A writer friend used to say, “No one completely escapes their family.” When she was coming up with a character for a story, she always took into account how the character’s family affected his life–if the person had a happy childhood, a miserable one, if he was close to his parents and siblings or tried to escape them.
In my Karnie Cleaver series, Karnie works in her family’s butcher shop. Her mother’s sister and her two kids work part-time there, too. They all get along. Her brother, Chuck, spends most of his time in the back room, cutting the meat.
Their older brother, Porter, moved to Florida to open his own seafood store. He wasn’t satisfied being part of the family business. He often complained about living in Indiana. He wanted something bigger and more exciting. But when he runs into problems, he decides to move back home. When their dad tells Karnie and Chuck that Porter’s returning and wants to work with them, it opens old wounds.

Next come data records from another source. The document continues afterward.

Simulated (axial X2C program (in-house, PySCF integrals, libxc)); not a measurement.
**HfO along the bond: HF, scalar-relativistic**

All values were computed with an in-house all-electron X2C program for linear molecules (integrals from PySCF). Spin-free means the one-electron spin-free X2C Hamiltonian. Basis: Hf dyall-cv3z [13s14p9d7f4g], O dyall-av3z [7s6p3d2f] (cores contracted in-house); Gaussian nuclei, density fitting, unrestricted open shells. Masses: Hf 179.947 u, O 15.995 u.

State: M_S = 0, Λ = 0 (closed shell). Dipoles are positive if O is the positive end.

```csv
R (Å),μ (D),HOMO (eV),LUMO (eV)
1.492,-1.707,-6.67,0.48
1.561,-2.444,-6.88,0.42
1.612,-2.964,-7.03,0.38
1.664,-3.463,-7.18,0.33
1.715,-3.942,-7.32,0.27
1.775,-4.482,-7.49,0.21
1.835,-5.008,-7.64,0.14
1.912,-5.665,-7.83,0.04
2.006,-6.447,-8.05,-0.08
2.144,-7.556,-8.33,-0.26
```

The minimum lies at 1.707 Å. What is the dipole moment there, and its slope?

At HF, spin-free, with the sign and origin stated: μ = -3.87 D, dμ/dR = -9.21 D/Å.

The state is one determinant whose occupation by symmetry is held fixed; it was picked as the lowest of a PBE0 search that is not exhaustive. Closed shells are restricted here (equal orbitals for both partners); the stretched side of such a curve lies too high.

To their parents, Porter was always the golden boy who could do no wrong. The favorite. And their dad still thinks of him that way. Porter wants to convert one section of their shop into a seafood counter for him to run, and their dad loves the idea. Anything to make Porter happy. And just like the story The Prodigal Son, it rubs Karnie and Chuck the wrong way.
It’s going to be interesting to me to write about Karnie’s family in inner turmoil. They all enjoyed each other and got along so well, they were easy to write. Their scenes will be trickier now. But that’s how families are. A lot of dynamics go into close relationships. Blood is thicker than water, though. Usually. And they love each other enough to find solutions, but some of them might be bumpy ones.